Thursday, February 01, 2007

I am a little jealous of a little piece in this week's Newsweek, in their welcome and regular BeliefWatch column. Lisa Miller takes on sacrifice, following the story of a group of Texans who practice chicken sacrifice as part of their Santeria faith, and the town set against it.



This story was originally broken in the wonderful (and now defunct) religion section of the Dallas Morning News. The longer treatment nicely handled the range of the issues it presented - animal rights, religious intolerance, and my favorite, history.


• The Old Testament is rife with references to the sacrifice of rams. Jews abandoned the ritual after the temple where sacrifices were performed was destroyed. The Torah commands that sacrifices must be done in a place commanded by God, and no sacrifice can take place until a new one is designated.

• Many Muslims commemorate the end of the Hajj by sacrificing a sheep in honor of Abraham's willingness to slay his son at God's commandment and God's providing of a ram instead. The holiday, known as Eid al-Adha, was celebrated last week.

• In Christianity, the crucifixion of Jesus replaced animal sacrifice under the belief that Jesus was the Lamb of God and his ultimate sacrifice redeemed the world of its sins. This sacrifice is commemorated in Mass with the sacrament of the wafer and wine.


I am just working through Walter Burkert's wonderful history of Greek Religion. He a couple of really interesting views on the power of the experience. He says that for the Greeks it was "the essence of the sacred act," the central most powerful metophors of ceremonies which experienced death as necessary for the coninuing of life.

It was far from a cold-blodded act. In fact, he says, the empathy for the animal is essential. A "domestic animal, a posession and a companion, must nevertheless be slaughtered and eaten," which creates "more conflicts and anxieties
which are resolved inthe ritual."These conflicts were mirrors of larger societal anxieties: that for a wommunity, life depends on death for food and space - after communially witnessing the animal's slaughtered, the community celebrated new life.

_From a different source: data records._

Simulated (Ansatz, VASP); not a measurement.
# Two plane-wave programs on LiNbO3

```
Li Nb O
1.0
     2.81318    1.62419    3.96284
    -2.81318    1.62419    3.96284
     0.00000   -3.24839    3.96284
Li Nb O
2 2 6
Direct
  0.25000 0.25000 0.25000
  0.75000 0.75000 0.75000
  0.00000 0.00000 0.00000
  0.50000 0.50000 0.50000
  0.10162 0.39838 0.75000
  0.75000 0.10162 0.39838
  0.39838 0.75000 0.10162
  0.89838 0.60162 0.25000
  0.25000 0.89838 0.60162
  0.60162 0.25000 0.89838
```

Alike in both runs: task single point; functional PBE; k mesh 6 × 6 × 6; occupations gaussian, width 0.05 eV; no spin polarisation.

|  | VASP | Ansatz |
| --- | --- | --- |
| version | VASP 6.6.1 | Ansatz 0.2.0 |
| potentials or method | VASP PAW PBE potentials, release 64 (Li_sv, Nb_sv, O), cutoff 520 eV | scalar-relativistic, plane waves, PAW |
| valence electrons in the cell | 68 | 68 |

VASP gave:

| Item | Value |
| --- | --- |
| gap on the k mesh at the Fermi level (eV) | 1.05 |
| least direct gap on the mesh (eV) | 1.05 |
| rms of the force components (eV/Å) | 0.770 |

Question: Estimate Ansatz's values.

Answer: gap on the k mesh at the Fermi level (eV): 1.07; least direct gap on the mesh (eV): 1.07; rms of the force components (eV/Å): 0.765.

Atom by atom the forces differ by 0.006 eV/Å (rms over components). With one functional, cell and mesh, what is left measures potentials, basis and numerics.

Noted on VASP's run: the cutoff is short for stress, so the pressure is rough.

The tradition was of course widespread in the ancient world, practiced mong the Hittiites and of course the Semites (though it is an interesting difference that the greek gods left the best meat to mankind but semites preferred the charred "burnt offerings" which could not be eaten).

Muslims still celebrate this act and the Jews, should the Temple ever be rebuilt, will also need to sacrifice to be observant. Sacrifice is the central metaphor of Christianity. So who's worried about a few families in Texas?